Wednesday, August 10, 2011

Songkran Part 2

Only in Thailand can different cities have different dates for national holidays. The followng weekend was Songkran in a town called Phra Phadaeng, a predominately Mon populated town (all I know is Mon is somewhere up in the northeast.) We had heard that this Songkran gets really wild every year. When Katie and I mentioned it to our Thai friends they looked terrified for us.
“They will try to feel your chest, it’s okay to hit them,” one said.
“They will rub mud all over you,” said another. “You tell them to get away very strongly.”
We were a bit more intrigued then deterred from this idea. And as luck would have it we had two OEG friends living in The Daeng. And so the next weekend we grabbed our water-tight money/camera bags and headed to The Daeng with the new farang teacher at Sunflower, Joe.

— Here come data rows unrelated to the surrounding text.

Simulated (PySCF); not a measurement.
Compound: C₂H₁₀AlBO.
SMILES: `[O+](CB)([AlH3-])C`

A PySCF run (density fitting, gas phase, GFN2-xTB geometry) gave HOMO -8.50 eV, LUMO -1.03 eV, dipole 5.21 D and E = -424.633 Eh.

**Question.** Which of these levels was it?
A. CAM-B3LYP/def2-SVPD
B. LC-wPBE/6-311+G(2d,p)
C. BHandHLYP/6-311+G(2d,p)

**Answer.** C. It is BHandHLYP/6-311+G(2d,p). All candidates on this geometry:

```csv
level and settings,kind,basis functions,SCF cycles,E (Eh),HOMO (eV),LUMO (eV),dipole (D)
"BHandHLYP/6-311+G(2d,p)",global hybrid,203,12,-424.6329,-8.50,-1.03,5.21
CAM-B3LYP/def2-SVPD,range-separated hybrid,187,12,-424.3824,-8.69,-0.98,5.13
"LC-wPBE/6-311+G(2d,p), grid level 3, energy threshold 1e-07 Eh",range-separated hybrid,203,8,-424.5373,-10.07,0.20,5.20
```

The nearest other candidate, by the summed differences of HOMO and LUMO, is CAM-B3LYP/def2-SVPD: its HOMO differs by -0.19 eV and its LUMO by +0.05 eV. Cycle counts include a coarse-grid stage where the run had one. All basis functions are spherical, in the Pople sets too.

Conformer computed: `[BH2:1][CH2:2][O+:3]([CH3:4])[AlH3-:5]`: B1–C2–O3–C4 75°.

There are many reasons that this celebration was probably my favorite Songkran (poor Joe getting a surprise fat kiss from a lady boy on his first weekend in Thailand being high on the list.) Chiang Mai was crazy-party-madness everywhere. While the Daeng was quite mad it was traditional madness. Along with our OEG friends we were the only farang in the town, which meant we were very popular. While water was still thrown everywhere and hoses were still conveniently placed the local tradition was to spread a watery clay all over everyone you saw. It’s blessing is similar to the one my kiddos received from their elders with the blessed water. The parade was more Macy’s Day then spiritual Buddha. The procession began with a float carrying a blue-grassy band instead of traditional Thai music. The king and queen’s float came next, followed by the beauty queen float. Balloons and crazy paper-mache statues were attached to each float carry Buddha's from the different temples.  And unlike Chiang Mai, the parade only lasted about half an hour. The people weren’t nearly as grabby as I’d been warned and overall, they enjoyed the farang making a spectacle out of ourselves as we rubbed clay over everyone as they rubbed it on us (one of our co-workers even saw us on the news.)
Katie, Joe and I
Perhaps it’s because I like being surrounded by Thai’s having a crazy time on their holiday instead of crazy farangs that I enjoyed this celebration the most. Clay was rubbed over almost all uncovered parts of my body. The day was blissfully hot instead of chilled, though the buckets of ice water didn’t feel nearly as refreshing as I thought they would. The Mon people were going nuts. Even after the parade in every driveway and alley they were blaring music and throwing water and clay at each other. Every place we passed while walking around people tried to wave us over for food or drinks. Amongst all the madness you could still feel a bit of the gentle tradition of washing away the old and welcoming in the new. Although when we finally made it back to the dorms and stepped into the shower to clean off the crusted clay the only thing I felt was finally dry after weekends of being soaked to the bone.  
Hannah and Alana, our lovely hostesses.
We crashed the beauty queen dress rehearsal.
Random pictures of The Daeng.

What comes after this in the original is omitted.